Improving Systems and Habits

Using systems and habits to improve your life is a proven method to succeed. It requires seeing the work as a system and then adjusting your thoughts and behaviors to be able to take advantage of your opportunities in life.

Avoid the Siren Song

Scott Miker

Gravitating towards something you know is bad for you is common. We see it all the time in sports, with celebrities, in businesses, with our own actions. It seems that knowing doesn’t change our behavior with something luring us towards a bad decision.

This isn’t a modern-day problem or phenomenon. It is a human occurrence. While the story of major travesty is often promoted, the subtle draw is more common and equally devastating.

The other day I read about this in the NBA. The Mavericks traded for a great player, Kyrie Irving, who has a reputation for creating teams that underperform, even when he performs at a high level. Teams seem to know the risks to the team culture but become enamored with his talent. Other teams around the league are waiting for him to be available to try and bring him aboard, even with the knowledge of how it keeps turning out.

In ancient Greece, they called this the siren song. Homer’s Odyssey described beautiful women, called sirens, which contained the body of birds with the upper body of humans. They would call out to sailors and draw them in.

The sailors couldn’t resist the siren. Even when they know it isn’t good for them, they would jump off the ship and drown to swim towards the sound. Or they would navigate towards the song, only to crash into the shore.

But this doesn’t mean we are victims who have no culpability when it comes to allure of the metaphorical siren. There are things we can do.

But first we need to understand the Hot Cold Empathy Gap. This is the idea that resisting temptation is easy when we are not actually facing it.

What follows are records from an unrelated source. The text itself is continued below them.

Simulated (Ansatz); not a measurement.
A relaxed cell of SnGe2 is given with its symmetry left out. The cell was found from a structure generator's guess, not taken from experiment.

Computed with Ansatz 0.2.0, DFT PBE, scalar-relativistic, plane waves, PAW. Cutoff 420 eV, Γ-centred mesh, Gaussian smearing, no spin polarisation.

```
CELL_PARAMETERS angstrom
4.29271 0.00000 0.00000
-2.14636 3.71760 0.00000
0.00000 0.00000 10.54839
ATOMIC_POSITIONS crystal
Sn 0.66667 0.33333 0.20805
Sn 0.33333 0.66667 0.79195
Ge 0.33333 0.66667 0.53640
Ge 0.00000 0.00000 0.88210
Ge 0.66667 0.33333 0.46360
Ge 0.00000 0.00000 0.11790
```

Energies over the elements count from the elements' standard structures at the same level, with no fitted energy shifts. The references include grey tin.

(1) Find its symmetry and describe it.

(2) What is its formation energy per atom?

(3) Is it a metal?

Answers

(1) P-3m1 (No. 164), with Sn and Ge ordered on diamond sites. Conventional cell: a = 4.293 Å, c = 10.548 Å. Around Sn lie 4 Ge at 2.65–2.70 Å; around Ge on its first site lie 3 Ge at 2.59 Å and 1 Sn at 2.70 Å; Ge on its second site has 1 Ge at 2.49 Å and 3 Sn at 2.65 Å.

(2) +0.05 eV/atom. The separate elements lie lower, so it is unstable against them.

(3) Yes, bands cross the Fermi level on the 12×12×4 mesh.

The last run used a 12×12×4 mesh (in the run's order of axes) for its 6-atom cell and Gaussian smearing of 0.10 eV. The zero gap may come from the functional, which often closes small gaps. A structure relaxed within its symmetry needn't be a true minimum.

We can convince ourselves that it will be easy to wake up at 4am to workout. Yet when the alarm goes off, all motivation vanishes, and we are left with a shocking displeasure at the thought of skipping sleep for something uncomfortable.

We commit to eating healthy foods. Then we find a day when we haven’t eaten. The hunger burns and literally hurts. As we drive down the road, the siren song from fast food place after fast food place draws us in. We shift our thinking from the benefits to the justifications. We cave.

I read a book that once talked about infidelity. They said that the hardest point to resist the temptations from a friend or coworker whom you are attracted to is when you end up in the moment when you can get away with it.

Yet they always tell themselves they can easily resist right before they go through with it. So, they flirt and put themselves in bad situations. Getting a drink with them on a business trip. Inviting them up to their hotel room for a night cap. They refuse to avoid those subtle moves, assuming when it matters they will be able to resist.

The author posits that the best thing to do is to avoid any of those slippery steps all together. If you are 100% committed, it becomes easy because you don’t even get to that difficult position. If you are 99% committed, you torture yourself at the most difficult moment and often crumble to the pressure.

The Hot Cold Empathy Gap highlights this gap between those cold moments far away, and being up-close to the decision.

Knowing this can help us avoid the siren song. Just as Homer in the Odyssey, we can pre-emptively set us up for success.

Homer has the crew put wax in their ears, so they don’t hear the sounds. He tied himself to the ship, so he would be forced to ignore the song.

We don’t need to tie us to a boat or walk around with sound protection all day. But we do need to see the full system and make it so that we can’t fall prey to our own weaknesses.

It often takes planning. We must see the future challenges and then put something in place to block us in the Hot moments. The Cold moments when we are thinking clearly are perfect for planning while those Hot moments are the points where the temptation is greatest, and our thinking is shallowest. Take action when it is easy, don’t wait for it to become hard.

Use the wisdom of Homer and create structure in your life that will help propel you towards the success and happiness you desire. Avoid those cravings and temptations when your logic alerts you to the devastation that follows giving in to instant gratification. Plan and find ways to metaphorically plug your ears or tie yourself to the boat.